You have two opposing desires when selecting a location: cost and attractiveness. High traffic count is attractive but expensive. Lots of space is an attraction, but you pay for every square foot. On the other hand, you want to keep costs as low as possible so that you can become profitable. Determining how much you should spend on your location is arguably your most important opening decision. Know how to make it.

Commercial Rent Basics

Typical rent rates for retail space range across a broad spectrum of figures. Low-visibility sites on the outskirts of town might be available from $6 per square foot/year or less. Locations in big-city malls can cost $60 per square foot/year or more. For most game store business models, you’ll consider a location ranging from $10 psf to $20 psf, depending on your local market.

Rent usually includes at least two figures: your rental rate and your “extras”, either in the form of a Common Area Maintenance (CAM) or a triple net (NNN). In either case, you pay additional fees. Think of them like the dealer prep and other add-ons that you pay when you buy a car from a dealer; they’re additional costs, but they break them out so that they can advertise a lower price than you’re actually paying.

When you ask about a rate always ask about the CAM or triple net. When you’re comparing your notes for later, you’re comparing the same figures for each of your possible locations. You can also plug the right figures into your financial calculators.

Common rental terms are usually for a short number of years: one to five are common. Obviously, a lower term is better for you, especially for your first lease (more on that later). A one-year term at $2,000 a month commits you to paying only $24,000. A five-year term means that you owe a $120,000 debt. If the business closes six months later, which debt would you rather have?

In less urban areas, you might be able to find a place offering a month-to-month rate, but that’s uncommon.

Expect that your deposit is non-negotiable. It never hurt to try, but landlords expect small business owners to fail. They think that the deposit might be the only money they are guaranteed to get from you. Your deposit is usually framed in terms of rent: “first three months’ rent”, or “first and last months’ rent.”

The Big Three

Your rent rate, your space, and your location are the largest and most important considerations in your decision-making. Your choices usually involve a bigger space in a cheaper property vs. a smaller space in a more attractive property.

The Benefits of Space

A big space gives you more layout options. You can have the luxurious game room you want with private rooms. You can display all your books face out. You have room for signage and wide lanes of traffic. You have room for luxuries like two bathrooms.

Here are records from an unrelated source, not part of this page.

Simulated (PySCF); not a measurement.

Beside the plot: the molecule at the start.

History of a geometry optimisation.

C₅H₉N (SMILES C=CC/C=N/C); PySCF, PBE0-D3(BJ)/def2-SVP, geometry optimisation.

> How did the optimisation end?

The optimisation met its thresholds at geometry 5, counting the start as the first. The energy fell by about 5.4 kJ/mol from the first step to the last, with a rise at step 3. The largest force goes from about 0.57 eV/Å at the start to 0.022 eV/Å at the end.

Most importantly, you can display more merchandise. If you open in a 900-square-foot location, you won’t be able to fully stock miniatures, role-playing games, board games and have a large game room. With 6,000 square feet, you can carry nearly any product lines you want and still have room for game space.

Each of these things is a competitive edge—a reason for customers to choose your store for their game-buying purchases.

Space Comparison

I maintain a spreadsheet with game store square footage claims. The average game store on my list has about 2,800 total square feet. Of the stores with game space, the average is about 1,000 square feet. About two-thirds of the game stores on my list have game space. For various reasons, I believe the list to be skewed in favor of large stores, however, and that the average store size is smaller than my sampling indicates.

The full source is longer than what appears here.